Wealth management is expected to remain a growth area for financial services firms in the region for the foreseeable future, with individual wealth generation outpacing the global average, veteran Hong Kong bankers say.

Last month's World Wealth Report, compiled by Merrill Lynch, predicted that the amount of financial wealth in the Asia-Pacific region will grow by an average of 7.9 per cent from now until 2012, surpassing the global average of 7.7 per cent.

More importantly, it found the population of high-net-worth individuals on the mainland grew by 20.3 per cent last year, fuelled by stock market price increases and initial public offering activities.

It far exceeded the official estimate of 7.8 per cent and was second only to India, which saw its wealthy population grow by 22.7 per cent.

This is good news for Hong Kong's wealth management sector since the city, with a money managing industry that is quickly catching up with mature markets, such as Switzerland, is expected to capitalise on the boom of the affluent.

'I would say we are no more than five or six years away [to catching up]. We are close. In some products, such as deposits, we are even more aggressive,' said Cindy Fu Man-yee, Standard Chartered Bank (Hong Kong) general manager for wealth management.

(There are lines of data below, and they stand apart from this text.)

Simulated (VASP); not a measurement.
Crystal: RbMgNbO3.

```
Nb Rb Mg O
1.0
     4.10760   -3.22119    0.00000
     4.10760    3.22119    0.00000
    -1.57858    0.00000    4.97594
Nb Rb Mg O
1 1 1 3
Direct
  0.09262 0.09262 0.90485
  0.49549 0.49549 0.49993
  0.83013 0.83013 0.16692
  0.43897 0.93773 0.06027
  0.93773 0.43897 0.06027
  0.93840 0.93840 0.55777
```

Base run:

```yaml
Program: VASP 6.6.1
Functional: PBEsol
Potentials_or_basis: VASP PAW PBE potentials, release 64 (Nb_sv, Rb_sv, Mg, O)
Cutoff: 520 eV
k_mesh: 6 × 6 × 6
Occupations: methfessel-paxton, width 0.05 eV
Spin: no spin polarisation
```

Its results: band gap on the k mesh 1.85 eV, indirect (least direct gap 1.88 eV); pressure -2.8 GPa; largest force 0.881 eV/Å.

Whereas just a decade ago, the primary form of investment activity was the direct purchase of properties and a handful of stocks, retail investors were now far more sophisticated and were beginning to consider longer-term options, such as insurance, as a pillar of the wealth management process, she said. However, she expects Hong Kong's wealth management sector to develop differently from the well-trodden paths of other countries.

Traits that would probably set Hong Kong investors apart from those in other parts of the developed financial world were propensities towards shorter-term trading and risk taking, she said.

Ms Fu also expects the range of financial products for investors to continue to grow in the near future. This will mean a greater number of products in the existing categories available to the public, from plain vanilla mutual funds to more exotic types of deposit products, and those not yet available.

Of the more exotic types, she predicts that private equity funds, which invest in companies that are not traded on stock exchanges, will be allowed to be sold to the investing public in the near future, as the market becomes more educated.

Ms Fu added that more retail hedge funds, which employed higher-risk strategies such as arbitrage and short selling, would be available.

She expects the wealth management sector in Hong Kong to continue to grow steadily for at least the next 10 years, leveraging on the faster-than-average pace of economic expansion in Asia compared with the rest of the world.

Figures compiled by accounting firm KPMG showed the proportion of operating income generated by institutions authorised by the Hong Kong Monetary Authority from fee or non-interest sources, such as the sale of investment funds, had climbed from 30.6 per cent in 2001, to 46.7 per cent in 2006 - the most recent year for which the numbers were available.

William Leung Wing-cheung, general manager for personal financial services and wealth management at Hang Seng Bank, said the best that could be hoped for, for traditional banking services which comprise products such as mortgages, credit cards and personal loans, was to maintain their market share and profit contribution.

He said that cut-throat competition had slashed profit margins for these traditional personal banking products and this would continue to heat up year after year.

'What we are hoping to depend on to deliver phenomenal growth is wealth management. [It is] the future of the business,' Mr Leung said.

He said last year Hang Seng Bank doubled its profit from wealth management. However, because traditional banking services did not grow as quickly, personal financial services as a segment only grew by 42 per cent.

He said for banks to take advantage of this growth area they would have to meet three challenges. The first was they must be able to acquire customers who had the means to invest. When they had this, they needed to ensure their sales and distribution networks were well trained. And banks must have the product range for customers to choose from.

He noted that for Hang Seng Bank, the move from traditional banking business was evolutionary. The first steps towards what was wealth management took place in 2002, with the sale of the bank's first guaranteed funds.

Mr Leung expects insurance products, which are longer-term, to be more important this year as a result of market volatility.

An added benefit to selling insurance products is its 'stickiness', defined as the ability for any product to keep the customer with the bank.

Unlike mortgages, where people in Hong Kong easily switched to another bank after two years, policies lapsed if the holder stopped paying the premiums, he said.